Taming, slowing and trapping atoms with light
Cold is quantum, Quantum is cool!
We shape quantum matter
Multicolored lasers for a variety of atoms
Keeping our eyes on the quantum world
Join our ultracool group!
High technology for great science

Welcome to the website of the Ultracold Quantum Gases group at the European Laboratory for Nonlinear Spectroscopy (LENS), the Department of Physics and Astronomy of the University of Florence (Italy) and the Institute of Optics of the Italian National Research Council (CNR - INO). In our labs we use lasers and magnetic fields to produce the lowest temperatures of the Universe, just a few billionths of a degree above absolute zero...

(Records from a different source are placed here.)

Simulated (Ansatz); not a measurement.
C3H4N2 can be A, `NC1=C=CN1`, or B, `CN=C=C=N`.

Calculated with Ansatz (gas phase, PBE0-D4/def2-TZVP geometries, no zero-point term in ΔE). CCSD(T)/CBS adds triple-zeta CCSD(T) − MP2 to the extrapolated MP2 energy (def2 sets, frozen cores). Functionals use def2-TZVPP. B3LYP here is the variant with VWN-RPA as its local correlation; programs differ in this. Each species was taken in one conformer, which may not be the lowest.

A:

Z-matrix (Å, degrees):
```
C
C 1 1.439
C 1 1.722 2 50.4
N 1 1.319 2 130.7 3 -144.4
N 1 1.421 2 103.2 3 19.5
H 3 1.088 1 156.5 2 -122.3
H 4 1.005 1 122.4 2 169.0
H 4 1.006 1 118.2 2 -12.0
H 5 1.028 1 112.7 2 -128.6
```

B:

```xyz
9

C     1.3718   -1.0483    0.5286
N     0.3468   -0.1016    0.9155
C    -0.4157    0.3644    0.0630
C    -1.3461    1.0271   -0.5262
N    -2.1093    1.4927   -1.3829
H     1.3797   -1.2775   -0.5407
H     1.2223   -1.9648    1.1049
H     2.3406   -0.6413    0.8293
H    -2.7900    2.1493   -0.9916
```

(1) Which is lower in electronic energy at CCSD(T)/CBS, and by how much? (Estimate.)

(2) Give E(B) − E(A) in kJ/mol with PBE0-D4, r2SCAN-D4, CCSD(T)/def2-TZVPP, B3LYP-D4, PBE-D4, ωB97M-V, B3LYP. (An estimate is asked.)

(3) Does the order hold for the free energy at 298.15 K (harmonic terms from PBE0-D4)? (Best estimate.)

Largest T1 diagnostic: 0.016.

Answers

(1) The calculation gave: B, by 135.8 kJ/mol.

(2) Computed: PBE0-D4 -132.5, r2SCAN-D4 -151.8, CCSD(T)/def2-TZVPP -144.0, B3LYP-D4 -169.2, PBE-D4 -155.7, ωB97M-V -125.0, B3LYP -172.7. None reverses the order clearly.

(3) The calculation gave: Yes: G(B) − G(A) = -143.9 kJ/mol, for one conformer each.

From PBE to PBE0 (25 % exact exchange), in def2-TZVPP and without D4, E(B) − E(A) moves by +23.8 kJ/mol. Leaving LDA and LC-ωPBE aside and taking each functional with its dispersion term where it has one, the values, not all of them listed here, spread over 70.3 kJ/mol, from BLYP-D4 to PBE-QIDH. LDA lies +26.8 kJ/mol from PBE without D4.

At these temperatures, atoms stop moving and we can control them for a variety of different fundamental studies and applications. We can force atoms to arrange according to a periodic structure and simulate the behavior of crystalline solids and new materials. We can use the atoms as ultra-high accurate sensors to probe forces with the power of quantum mechanics. We can study how quantum particles combine together under the action of strong interactions and how superfluidity develops. We can use these ultracold atoms to process information and develop new quantum technologies.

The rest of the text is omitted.